December 1, 2015
By Peter F. Stevens
BIR Staff
The issue of corporate inversion has erupted again, and again Ireland stands center stage in the controversy. The long-expected news that Pfizer Inc. will swallow Allergan Plc. in a $160-billion “merger” has drawn sharp criticism from both the political right and left – for entirely different reasons.
The one point that presidential candidates can all agree upon is that the deal is blatantly structured to slash the company’s US tax bill by shifting its corporate headquarters to Ireland. The Wall Street Journal reports, “The proposed Pfizer combination, with Dublin-based Allergan PLC, would be the largest ever to move a US company to a lower-tax jurisdiction.”

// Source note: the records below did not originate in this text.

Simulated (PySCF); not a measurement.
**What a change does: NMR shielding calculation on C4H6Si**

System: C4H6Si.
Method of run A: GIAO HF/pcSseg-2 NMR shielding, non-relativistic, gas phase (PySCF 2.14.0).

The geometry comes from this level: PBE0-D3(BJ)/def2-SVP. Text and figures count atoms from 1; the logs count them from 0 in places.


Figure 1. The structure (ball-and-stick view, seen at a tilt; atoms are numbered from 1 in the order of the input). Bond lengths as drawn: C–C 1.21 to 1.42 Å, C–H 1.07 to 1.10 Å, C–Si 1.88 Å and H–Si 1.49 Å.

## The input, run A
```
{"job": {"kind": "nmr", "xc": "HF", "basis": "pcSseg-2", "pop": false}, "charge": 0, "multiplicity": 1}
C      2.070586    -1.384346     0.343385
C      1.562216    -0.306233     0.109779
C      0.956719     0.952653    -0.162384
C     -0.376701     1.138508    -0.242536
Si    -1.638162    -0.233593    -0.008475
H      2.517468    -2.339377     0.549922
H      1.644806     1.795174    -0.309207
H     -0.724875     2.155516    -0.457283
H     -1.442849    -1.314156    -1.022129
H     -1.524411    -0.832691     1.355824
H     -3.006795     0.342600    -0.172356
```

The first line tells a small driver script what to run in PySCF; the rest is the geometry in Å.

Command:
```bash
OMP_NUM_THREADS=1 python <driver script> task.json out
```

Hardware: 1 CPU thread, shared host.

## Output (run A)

On paper, Allergan is buying Pfizer, but that is simply corporate sleight of hand. The deal is classic inversion: Pfizer, the larger entity, will actually keep control of the company, but by maintaining Allergan’s legal Irish corporate office, the merger will allow Pfizer to flee the US corporate tax rate of 35 percent and revel in Ireland’s 12.5 percent. As with all inversion deals, it blends smart business and bald-faced corporate greed. Pfizer – excuse me, Pfizer Plc, a “new” Dublin company and the world’s largest drug-maker -- now stands to make obscene profits by turning “Irish” instead of racking up merely massive profits as an American-based company. That’s got to be welcome news to Americans who will lose their jobs as the company prepares to go “green.”
Predictably, presidential candidate Bernie Sanders immediately decried the impending birth of the “Irish” company in a statement to the media: “The Pfizer-Allergan merger would be a disaster for American consumers who already pay the highest prices in the world for prescription drugs.”
Pfizer is bracing for a brass-knuckle brawl with the Obama administration and the US Treasury over the deal. Interestingly,, and perhaps ominously, for the merger, Pfizer’s Irish gambit has already evoked similar criticism from two disparate contenders for the Oval Office. Both Hillary Clinton and The Donald oppose inversion and favor restructuring corporate tax rates in the US. Of course, the ways in which either would attempt to do that are a chasm apart.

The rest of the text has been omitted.